So, does the captain or the coach tell you that they want a leg-spinner or a particular leg-spinner?
They tell us the combination they need. If we don’t agree with them we deal with it later on. But most of the time we go along with what the captain and the coach have told us. That’s important.
Earlier you had a Talent Research Development Wing, which helped you identify talent. Are you looking at reviving that?
I thought that system was really good. It helped throw up a lot more cricketers. When you have some of the past players and coaches watching games, they are able to identify talent and put them through the system. Hopefully, next season, we are going to bring the system back.
A few months ago Ravi Shastri told THE WEEK that the seniors are ready to be phased out of white ball cricket. Will this be the last World Cup for some of the senior players? With the T20 World Cup coming up next year, we need to look at newer talent.
We have three different teams for the three formats. With the IPL, we now have the bench strength. In the West Indies tour, you saw some of the youngsters getting an opportunity. So, that’s what we look at in the future. Giving the players a bit of rest. People are getting injured because they are playing too many formats.
So, are we going to see a completely new, young India in the 2024 T20 World Cup?
Well, it will be India’s best team, yeah. You probably will have one senior player fitting into that slot. You can’t deny that. You can have one or two players playing all the formats.
With the three formats, the IPL and the international tournaments, how is the BCCI going to manage players’ workload?
In fact, we have discussed that. The three formats are going to take a lot out of players and we have got to reduce the load. By picking three different teams for the different formats, this thing definitely will be solved. The IPL franchises want their best team to play. For 5-6 weeks, they can take the best players, India’s best players, to play for the team. But the rest of it is for us to decide, considering their fitness and schedules.

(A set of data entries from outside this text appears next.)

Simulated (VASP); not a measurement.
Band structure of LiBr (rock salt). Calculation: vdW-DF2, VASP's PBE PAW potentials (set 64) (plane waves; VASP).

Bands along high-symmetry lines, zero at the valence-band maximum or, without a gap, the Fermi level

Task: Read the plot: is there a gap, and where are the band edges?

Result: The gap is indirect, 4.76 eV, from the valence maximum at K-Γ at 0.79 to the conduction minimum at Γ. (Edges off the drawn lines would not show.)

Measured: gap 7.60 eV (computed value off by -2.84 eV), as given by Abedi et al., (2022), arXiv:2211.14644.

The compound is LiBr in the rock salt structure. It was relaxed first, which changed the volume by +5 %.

The 2023 World Test Championship happened 10 days after the IPL. How do you handle such a situation?
Everybody is aware of the strain the players are going through. After the IPL, they had to play the bilateral series also. So, it has already been discussed. We had reviews on that World Test Championship and T20 World Cup in Australia. We didn’t really perform to our potential in the T20 in Australia. So, reviews have been taken. Now, we have to wait for this World Cup to be over and then start to chalk out things and try and make the best use of the players.
Ben Stokes said, as England captain, he would understand if a player chose franchise cricket ahead of national duty. With T20 leagues mushrooming all over the world, how would you address that issue in an Indian context?
Topmost in any cricketer’s mind is playing for your country. To play a Test [for India] was something out of this world. That’s what we all grew up for. Now, things have changed. There’s so much more cricket around. People have more opportunities to go and play elsewhere. So, it’s left to the player if he is going to stay in his territory. At some point, money doesn’t really matter. And nowadays, since the IPL began, there’s no shortage of funds for good players. So, he can be kept at home.
Ben Stokes’s view is fine. They are all professional cricketers. In India, we’ve become totally professional in probably the last 10 years or so. Otherwise, most of us worked in offices and practised in the evening. Now, they [current players] don’t need to hold on to a job. So, it’s up to them whether they have got the mindset or the right to play for their country or go and do it elsewhere.
But can the BCCI play a role in that?
Well, see, we have already done it. Anyone playing the IPL cannot play in another [international] league. But in future. when things happen, we have to probably sit down and discuss this.
If a player who has a 50-50 chance of getting into the national team is offered 20 crore by, say, a potential Saudi league... his life is set. They are already doing it in football and golf.
See, once a player decides to go there, all his ties to cricket in India are cut off. It’s very clear. You can’t come back to cricket in India.
Kapil Dev told us that players should make up the BCCI, but also that you need politicians to get something passed, especially in a country like India. Your take?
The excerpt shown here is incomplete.